My Resume For Phoenix Suns Floor Mopper Boy

Resume: Phoenix Suns’ Floor Mopper Boy

Here is my resume again, updated for the Suns season. The one where they are going to make the playoffs. 

Shaun El-Ters

 Objective

Utilize my excellent mopping skills, superb mop history, and quick reaction time to become a Phoenix Suns’ floor mopper. A new era of Suns basketball calls for a new era of Suns floor mopper.

 Education

Parent’s House
Major: What is 12 years of Jeopardy watching?
Minor: Three hundred episodes of Wheel of Fortune
Additional Education:

  • Comprehensive understanding of Hogwart’s architecture
  • Watched every Suns’ game since 1987

Relevant Skills


  • Six years of mopping my floor for chore money
  • Phenomenal ability to identify various liquids, especially on wood floors
  • Above-average knowledge of sweat and tears (same exact thing)
  • Motivated and hard working for at least the entire first five minutes
  • Personable – cats adore me
  • Possess efficient mopping technique
  • Accommodating to the Sun’s high amount of foreign players – give me five minutes, and I can normally find Poland on a globe

Professional experience

Parent’s House                                 –                             October 1986 – today, if you hire me

Floor mopper AND sweeper

Supervisor Name: “Mother dearest,” though she insists on “mom” or “Lynn.”
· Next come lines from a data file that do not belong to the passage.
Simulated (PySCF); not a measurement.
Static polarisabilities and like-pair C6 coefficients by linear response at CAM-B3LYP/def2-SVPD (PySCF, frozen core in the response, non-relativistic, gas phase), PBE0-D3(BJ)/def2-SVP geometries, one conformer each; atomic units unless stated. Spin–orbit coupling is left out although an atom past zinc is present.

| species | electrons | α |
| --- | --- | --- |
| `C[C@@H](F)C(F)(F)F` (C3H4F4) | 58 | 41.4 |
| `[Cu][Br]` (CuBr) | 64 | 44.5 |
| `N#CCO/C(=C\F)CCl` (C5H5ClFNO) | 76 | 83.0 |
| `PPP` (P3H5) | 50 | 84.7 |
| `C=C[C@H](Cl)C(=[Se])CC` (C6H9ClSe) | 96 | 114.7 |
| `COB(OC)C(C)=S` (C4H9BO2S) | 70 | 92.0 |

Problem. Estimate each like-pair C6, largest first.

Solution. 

Supervisor Phone: Speed dial # 2

Job Duties /Accomplishments:

  • Experience working in a fast paced environment while being peppered with exasperated questions like why I didn’t do anything with my life.
  • Developed efficient mopping skills that allowed me to both mop and watch highlights of Suns’ games from the other room.
  • Developed ability to acquiesce to any demand due to my complete and systematic loss of any sort of dignity.
  • Endured my father’s shame.
  • Established positive and supportive relationships with occasional guests of the house and a few of my little sister’s friends.
  • Demonstrated leadership when my mom was gone for more than an hour grocery shopping and I called the police.
  • Exposed to frequent mopping practice when my sister’s friends intentionally spill soda on the floor and demand that I immediately mop it up. Then they laugh at me, but I don’t mind.
Parent’s Lawn              –               Since birth, but that all changes today when you hire me

Mopping Supervisor of Imaginary Mopping Staff

Supervisor Name: Goran Dragic sipping a Margarita with his shirt off and winking at me.

Supervisor Phone: Love like ours transcends words.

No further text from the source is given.